I am I think ok at algorithmic programming, if that is the right term? I used to play with turbo pascal and 8086 assembly language back in the 1980s as a hobby. But only very small projects and I haven't really done any programming in the 20ish years since then. So I am struggling for understanding like a drowning swimmer.
So maybe this is a very niave question or I'm just making no sense at all, but say I have an object kind of like this:
class Something : IDoer
{
void Do(ISomethingElse x)
{
x.DoWhatEverYouWant(42);
}
}
And then I do
var Thing1 = new Something();
var Thing2 = new Something();
Thing1.Do(blah);
Thing2.Do(blah);
does Thing1 = Thing2? does "new Something()" create anything? Or is it not much different different from having a static class, except I can pass it around and swap it out etc.
Is the "Do" procedure in the same location in memory for both the Thing1(blah) and Thing2(blah) objects? I mean when executing it, does it mean there are two Something.Do procedures or just one?

They are two separate objects; they just don't have state.
Consider this code:
var obj1 = new object();
var obj2 = new object();
Console.WriteLine(object.ReferenceEquals(obj1, obj2));
It will output False.
Just because an object has no state doesn't mean it doesn't get allocated just like any other object. It just takes very little space (just like an object).
In response to the last part of your question: there is only one Do method. Methods are not stored per instance but rather per class. If you think about it, it would be extremely wasteful to store them per instance. Every method call to Do on a Something object is really the same set of instructions; all that differs between calls from different objects is the state of the underlying object (if the Something class had any state to begin with, that is).
What this means is that instance methods on class objects are really behaviorally the same as static methods.
You might think of it as if all instance-level methods were secretly translated as follows (I'm not saying this is strictly true, just that you could think of it this way and it does kind of make sense):
// appears to be instance-specific, so you might think
// it would be stored for every instance
public void Do() {
Do(this);
}
// is clearly static, so it is much clearer it only needs
// to be stored in one place
private static Do(Something instance) {
// do whatever Do does
}
Interesting side note: the above hypothetical "translation" explains pretty much exactly how extension methods work: they are static methods, but by qualifying their first parameter with the this keyword, they suddenly look like instance methods.

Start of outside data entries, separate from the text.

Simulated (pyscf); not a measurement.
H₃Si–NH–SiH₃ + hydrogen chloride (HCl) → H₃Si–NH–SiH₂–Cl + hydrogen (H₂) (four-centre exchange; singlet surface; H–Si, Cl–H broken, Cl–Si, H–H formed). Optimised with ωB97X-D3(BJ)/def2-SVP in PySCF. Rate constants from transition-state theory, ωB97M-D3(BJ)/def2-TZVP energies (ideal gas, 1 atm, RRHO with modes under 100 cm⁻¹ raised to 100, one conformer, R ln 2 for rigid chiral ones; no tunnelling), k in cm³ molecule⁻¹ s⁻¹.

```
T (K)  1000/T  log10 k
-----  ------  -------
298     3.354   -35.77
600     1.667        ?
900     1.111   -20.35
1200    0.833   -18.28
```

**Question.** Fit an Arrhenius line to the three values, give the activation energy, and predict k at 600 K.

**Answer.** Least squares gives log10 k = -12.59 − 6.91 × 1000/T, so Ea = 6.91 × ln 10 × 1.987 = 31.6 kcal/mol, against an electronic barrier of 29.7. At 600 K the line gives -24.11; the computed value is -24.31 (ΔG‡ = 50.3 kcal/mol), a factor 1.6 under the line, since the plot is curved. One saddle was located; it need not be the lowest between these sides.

There are most definitely two different objects in memory. Each object will consume 8 bytes on the heap (at least on 32-bit systems); 4 for the syncblock and 4 for the type handle (which includes the method table). Other than the system-defined state data there is no other user-defined state data in your case.
There is a single instance of the code for the Something.Do method. The type handle pointer that each object holds is how the CLR locates the different methods for the class. So even though there are two different objects in memory they both execute the same code. Since Something.Do was declared as an instance method it will have a this pointer passed to it internally so that the code can modify the correct instance members depending on which object was invoking the method. In your case the Something class has no instance members (and thus no user-defined state) and so this is quite irrelevant, but still happens nevertheless.

No they are not the same. They are two separate instances of the class Something. They happen to be identically instantiated, that is all.

You would create 2 "empty" objects, there would be a small allocation on the heap for each object.
But the "Do" method is always in the same place, that has nothing to do with the absence of state. Code is not stored 'in' a class/object. There is only 1 piece of code corresponding to Do() and it has a 'hidden' parameter this that points to the instance of Something it was called on.

Conceptually, Thing1 and Thing2 are different objects, but there is only one Something.Do procedure.
The .Net runtime allocates a little bit of memory to each of the objects you create - one chunk to Thing1 and another to Thing2. The purpose of this chunk of memory is to store (1) the state of the object and (2) a the address of any procedures that that belong to the object. I know you don't have any state, but the runtime doesn't care - it still keeps two separate references to two separate chunks of memory.
Now, your "Do" method is the same for both Thing1 and Thing2, do the runtime only keeps one version of the procedure in memory.
he memory allocated Thing1 includes the address of the the Do method. When you invoke the Do method on Thing1, it looks up the address of its Do method for Thing1 and runs the method. The same thing happens with the other object, Thing2. Although the objects are different, the same Do method is called for both Thing1 and Thing2.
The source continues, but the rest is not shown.